Thursday, October 13, 2011

It Used to Be Easy...

It used to be easy.

Well, that’s not true. It was never easy. But it was simple.
I used to write plays sequentially, in order. Start at the beginning, end at the end. Discover the play in the writing. Refine it in rewrites. End of story.

Then my son was born.

To be able to write a play in the way that I used to requires a lot of brain space. It’s not that I kept the whole play in my head (I could never do that), but I did keep the totality of the world I was creating and the characters I was inhabiting simmering all the time. I didn’t know it then, having never lived any other way, but writing like that requires a lot of free space in the brain.

Children eat that brain space. And then they come back for more.

I needed another way.

Like most opportunities, it first appeared as a problem.

I was writing my newest play, Another Girl. It’s a story of a woman, Aidan, coming back home after 20 years to see her sister, Hannah, and her dying mother. The problem was this – I had created the character of Aidan, and several other subsidiary characters, but I didn’t yet have Hannah. It was very clear that the first scene of the play had to be between Hannah and Aidan. But since I didn’t yet know who Hannah was, how could I write that scene?

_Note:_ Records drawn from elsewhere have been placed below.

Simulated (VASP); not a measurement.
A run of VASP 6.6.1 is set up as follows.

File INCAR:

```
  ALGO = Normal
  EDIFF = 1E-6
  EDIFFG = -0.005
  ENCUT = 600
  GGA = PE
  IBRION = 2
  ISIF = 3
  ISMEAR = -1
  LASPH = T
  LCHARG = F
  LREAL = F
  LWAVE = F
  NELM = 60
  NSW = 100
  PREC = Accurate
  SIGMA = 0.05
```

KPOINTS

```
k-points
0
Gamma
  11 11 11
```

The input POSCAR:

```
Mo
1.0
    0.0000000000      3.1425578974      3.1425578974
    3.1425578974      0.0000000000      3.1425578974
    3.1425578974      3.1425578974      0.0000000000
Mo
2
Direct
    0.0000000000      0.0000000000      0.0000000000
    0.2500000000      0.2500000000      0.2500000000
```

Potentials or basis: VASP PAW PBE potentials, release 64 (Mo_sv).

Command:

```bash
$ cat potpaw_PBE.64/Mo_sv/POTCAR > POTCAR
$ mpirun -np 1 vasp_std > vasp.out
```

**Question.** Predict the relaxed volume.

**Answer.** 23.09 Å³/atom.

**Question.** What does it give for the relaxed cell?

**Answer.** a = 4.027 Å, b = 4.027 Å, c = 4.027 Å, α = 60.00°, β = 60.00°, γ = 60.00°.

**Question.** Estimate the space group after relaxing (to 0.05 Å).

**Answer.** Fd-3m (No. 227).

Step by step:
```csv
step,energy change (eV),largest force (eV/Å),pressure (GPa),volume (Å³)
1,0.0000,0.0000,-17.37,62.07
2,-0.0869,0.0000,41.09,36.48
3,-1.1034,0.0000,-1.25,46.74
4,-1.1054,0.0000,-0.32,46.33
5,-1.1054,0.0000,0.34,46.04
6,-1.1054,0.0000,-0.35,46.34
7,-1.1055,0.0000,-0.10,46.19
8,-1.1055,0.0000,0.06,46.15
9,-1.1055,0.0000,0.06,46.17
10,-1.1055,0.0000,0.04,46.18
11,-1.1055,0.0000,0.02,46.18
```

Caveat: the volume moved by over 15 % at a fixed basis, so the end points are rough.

And I had all this other stuff in the play I wanted to write! Scenes, monologues, stories. I was stuck. I couldn’t start.

So I cheated.

As ridiculous as it sounds, I actually felt that way at first. As if writing out of sequence was a sin. I wrote the bits that were popping out of my head (they had been trapped so long they BURST out). It was a blast. And I’ve been doing this long enough to know that if writing is fun, you’re probably doing something right.

Soon enough, with the space to let her grow organically, Hannah came to life. Scenes I wrote bled into other scenes. Soon enough there were whole sequences. There were some ugly stretches tying it all together- character, plot, theme. But there are always ugly stretches in writing. In the end, I had not only what is perhaps my best play, but a new way of writing.

I am using that new way of writing for the play I have been commissioned by Blue Coyote to write, currently titled Clear History. It’s a story of the way in which the decision to have children saves and ruins your life, and of the time and place – now, New York – in which that decision is being made. Allowing myself to write in this way has made writing this play a joy. I often sit down at the desk with an anticipation that borders on giddiness.

I could not be more grateful for Blue Coyote asking me to write this for them. I hope it lives up to every expectation they have for it.